The Electric Grid Needs Good Failure Mode Analysis

Published October 7, 2023
new york city at night

Failure mode analysis is a standard engineering practice. It means figuring out the basic ways a system can fail, each way being a mode of failure. Once you understand these failure modes, you can do things like watch for them, or prepare for them, or take steps to keep them from happening.

Way back when I was a junior engineer, I did mathematical failure mode analysis for large dams. There were just 3 to 5 basic modes, depending on the design. Earth dams had more than concrete ones, but I digress.

We now have repeated, even urgent, warnings that the electric power grid is increasingly prone to failure. Some of these warnings have come from people who actually oversee the grid, including FERC, NERC, and the independent system operators (ISOs). My fellow skeptics have also been vocal about this growing threat of disaster.

Everyone talks about blackouts, but I have not seen a detailed analysis of the various ways these might occur. I suspect there are several different basic ways, each calling for a different approach. So here are some starter thoughts.

First of all, there are deliberate rolling blackouts versus uncontrolled blackouts. ISOs and utilities may well have internal plans, or perhaps rules, for running rolling blackouts. If so, it would be very helpful to know what these are. For example, emergency service groups at all levels of government could have rolling blackouts response plans.

Uncontrolled blackouts may be unpredictable, but they can still be planned for to some degree. I live way out in the country, and we get blackouts several times a year, so we have a well-prepared routine for dealing with them if they do not last too long.

Of special importance are the size and duration of blackouts, as both features deeply affect planning. Should we expect a lot more small blackouts or just a few more big ones? How about really big ones, a few of which have occurred in the past?

It also matters how hot or cold it is, especially for large, long-lived blackouts. Severe cold is really dangerous. The Texas disaster killed a lot of people, and PJM almost went that way last Christmas.

The first question is how much failure mode analysis can already be done using existing computer models? The ISOs and utilities do a lot of modeling. For example, the ISOs already can determine what system upgrades will be needed before a new large generator can be connected to the grid. The wind and solar people complain about this because it sometimes makes their remote projects very expensive.

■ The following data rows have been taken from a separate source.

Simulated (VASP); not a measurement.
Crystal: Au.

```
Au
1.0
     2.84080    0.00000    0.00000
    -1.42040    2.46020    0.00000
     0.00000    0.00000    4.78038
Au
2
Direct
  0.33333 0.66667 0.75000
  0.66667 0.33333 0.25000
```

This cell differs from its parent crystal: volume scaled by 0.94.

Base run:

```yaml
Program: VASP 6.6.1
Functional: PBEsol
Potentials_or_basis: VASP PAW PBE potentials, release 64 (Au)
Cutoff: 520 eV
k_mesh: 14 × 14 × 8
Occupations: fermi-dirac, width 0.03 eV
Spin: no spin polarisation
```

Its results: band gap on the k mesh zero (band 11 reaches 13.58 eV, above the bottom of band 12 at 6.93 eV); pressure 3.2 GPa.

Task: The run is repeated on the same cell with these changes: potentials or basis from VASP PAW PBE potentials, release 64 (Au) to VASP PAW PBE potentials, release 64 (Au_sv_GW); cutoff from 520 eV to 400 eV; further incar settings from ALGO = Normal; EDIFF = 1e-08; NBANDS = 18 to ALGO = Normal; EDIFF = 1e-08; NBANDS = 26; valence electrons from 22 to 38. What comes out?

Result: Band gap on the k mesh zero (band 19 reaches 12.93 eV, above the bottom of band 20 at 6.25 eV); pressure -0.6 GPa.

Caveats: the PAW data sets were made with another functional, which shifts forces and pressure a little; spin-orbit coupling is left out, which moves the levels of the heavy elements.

If the ISOs can do that kind of detailed flow analysis, they ought to be able to see where things are likely to break and what that might do to the system. I am reminded of The Wichita Lineman line saying, “if it snows that stretch down south will never stand the strain”.

It may well be that they are already doing this sort of failure mode analysis; they just don’t want to tell us about it, lest it worry us. But given all the warnings, we clearly need to worry and to take steps to address that worry.

It also may be true that they cannot do the kinds of failure mode analysis I am describing. The growing threat is new, after all, so the software simply may not exist. I seem to recall both the New England ISO and PJM saying they really could not evaluate the impact on the reliability of this attempted transition.

If this is true, then given the huge amounts of potential damage, including deaths, we should be developing that software as fast as possible. Not knowing the impact of the near-term transition on reliability is a true emergency. We may be flying blind into the wall of impossibility.

There is another form of failure that also needs to be addressed, namely wholesale power price spikes. We have already had a few of these and are still struggling to figure out how to pay for them. When unit power prices go from tens of dollars to thousands, there is a lot of damage, even if it is fiscal, not physical.

FERC and NERC reliability standards require various forms of analysis. Publicly accessible failure mode analysis should be among them. Vague warnings are not good enough.